So in short, we all had to learn new ways of working in the
public cloud, which simply didn't apply to our first party data centers.
And while we reimagined the infra and app ownership models.
Our approach needed to be the same for operational
things such AWS chaos Engineering we
started to imagine what chaos engineering as a part of service ownership
would look like, and we uncovered a few challenges.
First off, in a service ownership world,
SRE has less of a centralized role than before.
A centralized game day team would have difficulty learning all
the architectures and edge cases of new or
newly redesigned services for the new public cloud architecture.
And finally, like I mentioned, new technical containers around privileged
access made previous chaos approaches unsuitable
for Salesforce.
But if we started to look at shifting our approach, we could frame
these issues differently. First off, service owners
know their service better than anybody else, so they'll be the best equipped to
talk about potential failure points as well as potential
mediations to those. Also,
shifting left in the development cycle should reduce turnaround time
on discovering and fixing the issues. Moving it closer left
in the development lifecycle will let a service owner respond to the problem faster
than if they had waited until it reached prod and a customer found
it. Finally, we decided that we should deliver a
chaos engineering platform that lets service owners run chaos
experiments safely and easily, eliminating the need for
manual interactive touch points.
And this was a great idea and it's working out well for us. But there
were some major scale and shift left challenges to address
the size and shape of our AWS footprint, the need to
granularly attack multi tenant compute clusters, the need to
discover inventory and manage RBAC access,
and finally, maintaining safety, observability and observing
the outcomes while doing all of the above.

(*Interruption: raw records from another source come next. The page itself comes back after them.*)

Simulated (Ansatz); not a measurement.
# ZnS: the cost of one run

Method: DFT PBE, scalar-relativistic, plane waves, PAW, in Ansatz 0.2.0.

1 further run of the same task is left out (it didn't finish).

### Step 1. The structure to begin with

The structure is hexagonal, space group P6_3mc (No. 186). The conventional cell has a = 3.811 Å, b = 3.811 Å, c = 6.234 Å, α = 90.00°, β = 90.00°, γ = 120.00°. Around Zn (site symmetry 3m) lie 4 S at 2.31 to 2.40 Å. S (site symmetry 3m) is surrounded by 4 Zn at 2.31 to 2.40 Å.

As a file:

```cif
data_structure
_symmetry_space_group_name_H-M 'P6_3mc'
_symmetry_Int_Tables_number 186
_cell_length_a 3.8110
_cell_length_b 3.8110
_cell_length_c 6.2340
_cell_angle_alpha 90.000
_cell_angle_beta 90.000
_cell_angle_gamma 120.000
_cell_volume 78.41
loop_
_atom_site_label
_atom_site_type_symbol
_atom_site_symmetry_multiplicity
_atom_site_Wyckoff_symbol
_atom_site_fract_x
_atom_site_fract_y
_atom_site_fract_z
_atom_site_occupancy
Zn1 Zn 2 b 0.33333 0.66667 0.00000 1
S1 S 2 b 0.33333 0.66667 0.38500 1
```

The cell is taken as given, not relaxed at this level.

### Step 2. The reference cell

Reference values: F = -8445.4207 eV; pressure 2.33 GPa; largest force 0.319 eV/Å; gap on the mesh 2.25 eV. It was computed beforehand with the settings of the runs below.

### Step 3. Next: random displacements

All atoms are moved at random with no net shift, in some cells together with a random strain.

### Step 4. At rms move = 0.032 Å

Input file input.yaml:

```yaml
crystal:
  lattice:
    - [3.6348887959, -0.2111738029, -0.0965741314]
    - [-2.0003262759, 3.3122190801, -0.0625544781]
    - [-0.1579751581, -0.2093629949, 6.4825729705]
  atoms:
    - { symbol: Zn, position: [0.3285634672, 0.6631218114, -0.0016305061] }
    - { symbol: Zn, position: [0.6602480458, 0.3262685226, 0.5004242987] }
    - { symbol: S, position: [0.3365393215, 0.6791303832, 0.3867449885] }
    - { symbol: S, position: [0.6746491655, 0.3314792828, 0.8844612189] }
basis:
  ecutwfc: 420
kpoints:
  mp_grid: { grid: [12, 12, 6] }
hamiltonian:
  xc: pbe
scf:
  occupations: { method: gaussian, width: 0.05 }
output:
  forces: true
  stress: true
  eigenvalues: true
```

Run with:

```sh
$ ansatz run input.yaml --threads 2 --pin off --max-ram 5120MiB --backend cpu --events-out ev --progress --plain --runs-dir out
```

Let's talk specifically about our AWS footprint. The core
CRM product that most people think of when they think of Salesforce
is hundreds of services spanning across at
least 78, about 80 AWS accounts.
And for one contrived example, a service might
have their application container running on one shared
compute cluster in an account over here, but then might have
their database and cache and s three buckets, all in different
accounts. So to begin with, it's infeasible for humans
to log into every AWS account we have for core and do
failure experiments. At the very least, we need to script that.
So we translate to a requirement that says that we need a
privileged chaos engineering platform that can run AWS attacks
in multiple accounts simultaneously.
The second challenge is around our multi tenant Kubernetes clusters that I
alluded to before. Services here are deployed
across many namespaces, but also many clusters,
and so service owners should be able to attack their service and
their service namespace. But in the multiple clusters that
they might be deployed into. At the same time, service owners shouldn't
be allowed to attack the shared services or the cluster worker nodes themselves.
And finally, service owners may know or care less about Kubernetes
infrastructure than we assume.
So to translate to requirements, we need a privileged chaos
engineering platform that can orchestrate attacks in multiple namespaces and
clusters simultaneously, just like how we need to drive
multiple AWS accounts. Also, we need
the platform to provide failures without requiring
ad hoc cluster configs and service accounts. Basically, the service
owner should not need to know all the inner workings of the Kubernetes
cluster to be able to do chaos attacks on their service.
The third challenge is around inventory and role based access,
so it's obviously a challenge to discover an account for all the different
resource types that a service team might own.
As I've said, we're spanning nearly 80 AWS accounts,
and within those we've got EC two instances and s three buckets
and RDS databases in addition to the containers.
So discovering and making a sensible inventory of those
is a challenge. Also, enforcing role based
access could be a challenge. We need to control the blast radius
and know that when a service owner logs into the platform, they should
only be allowed to do chaos attacks on a service that they own,
again removing shared infra and service components from
the blast radius. So for requirements,
the chaos engineering platform should integrate with discover and group
all sorts of infrastructure, resources and
applications. Also, the chaos platform should integrate with
SSO to match service owners to their services. And our
chaos platform needs to make use of the opinionated hyperforce
tagging and labeling scheme to make sure that
we're grouping services and service owners together appropriately.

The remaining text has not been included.